Consider the following parameterization of the unit sphere: $$X(u,v)=(\sin v \cos u , \sin v \sin u, \cos v)$$ where $u \in (-\pi,\pi),v \in (0,\pi)$. First of all, I am told to find the length of the curve $u=u_0, t \in [a,b]$, where $u_0$ is a constant and $0<a<b<\pi$ (I call this curve $\alpha$). It is easy to see that it is given by $b-a$.
After that, I am told to show that if $(u(t),v(t)), t \in [a,b]$ is a curve on $(-\pi,\pi) \times (0,\pi)$, then the curve on the surface $\beta (t)=X(u(t),v(t))$ which satsifies the $\alpha(a)=\beta(a)$ and $\alpha(b)=\beta(b)$ has a length $\geq b-a$.
I know there is something called "geodesic", but I would to like to show it explicitly without evoking any large theorem.
I tried to compute the length of $X(a(t),b(t))$, which is given by $$L=\int_a^b \sqrt{\sin ^2 (v(t)) \left(\frac{du}{dt}\right)^2+\left(\frac{dv}{dt}\right)^2}dt$$ I am stuck here. Can anyone give me some hint?
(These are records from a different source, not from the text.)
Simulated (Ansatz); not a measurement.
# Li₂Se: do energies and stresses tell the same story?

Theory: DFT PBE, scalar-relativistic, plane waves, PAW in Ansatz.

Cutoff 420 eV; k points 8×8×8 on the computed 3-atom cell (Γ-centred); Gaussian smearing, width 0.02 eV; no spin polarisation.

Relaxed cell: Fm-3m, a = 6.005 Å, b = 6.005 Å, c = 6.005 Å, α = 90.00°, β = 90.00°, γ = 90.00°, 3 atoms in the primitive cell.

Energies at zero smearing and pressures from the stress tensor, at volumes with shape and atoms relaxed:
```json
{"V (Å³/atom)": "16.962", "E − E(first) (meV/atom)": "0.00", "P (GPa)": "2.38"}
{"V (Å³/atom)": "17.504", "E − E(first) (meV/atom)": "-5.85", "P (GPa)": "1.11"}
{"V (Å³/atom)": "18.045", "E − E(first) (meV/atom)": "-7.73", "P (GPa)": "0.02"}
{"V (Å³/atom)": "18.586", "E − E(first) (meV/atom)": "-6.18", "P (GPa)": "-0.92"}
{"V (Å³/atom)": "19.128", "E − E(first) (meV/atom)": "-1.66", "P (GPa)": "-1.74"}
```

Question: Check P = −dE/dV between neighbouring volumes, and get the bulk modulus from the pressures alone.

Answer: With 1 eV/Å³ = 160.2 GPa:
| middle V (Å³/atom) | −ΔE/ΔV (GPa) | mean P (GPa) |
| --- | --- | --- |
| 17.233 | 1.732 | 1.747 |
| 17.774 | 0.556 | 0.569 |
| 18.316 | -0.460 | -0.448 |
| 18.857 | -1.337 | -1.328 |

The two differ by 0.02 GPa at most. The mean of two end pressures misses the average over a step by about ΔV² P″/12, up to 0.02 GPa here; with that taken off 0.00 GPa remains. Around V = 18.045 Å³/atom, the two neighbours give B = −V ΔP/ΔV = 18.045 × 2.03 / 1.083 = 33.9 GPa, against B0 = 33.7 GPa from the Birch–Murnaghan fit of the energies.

Well, \begin{align} L &=\int_a^b \sqrt{\sin ^2 (v(t)) (\frac{du}{dt})^2+(\frac{dv}{dt})^2}dt \\ &= \int_a^b \sqrt{\sin ^2 v du^2+dv^2} \\ &=\int_a^b \sqrt{(1+\sin ^2 v(u))u'^2(v)}dv \\ &\ge \int_a^b dv \end{align} The lower bound is achieved when $u'(v)=0$, i.e. $u(v)=\text{Constant}=0$. The length then is $b-a$.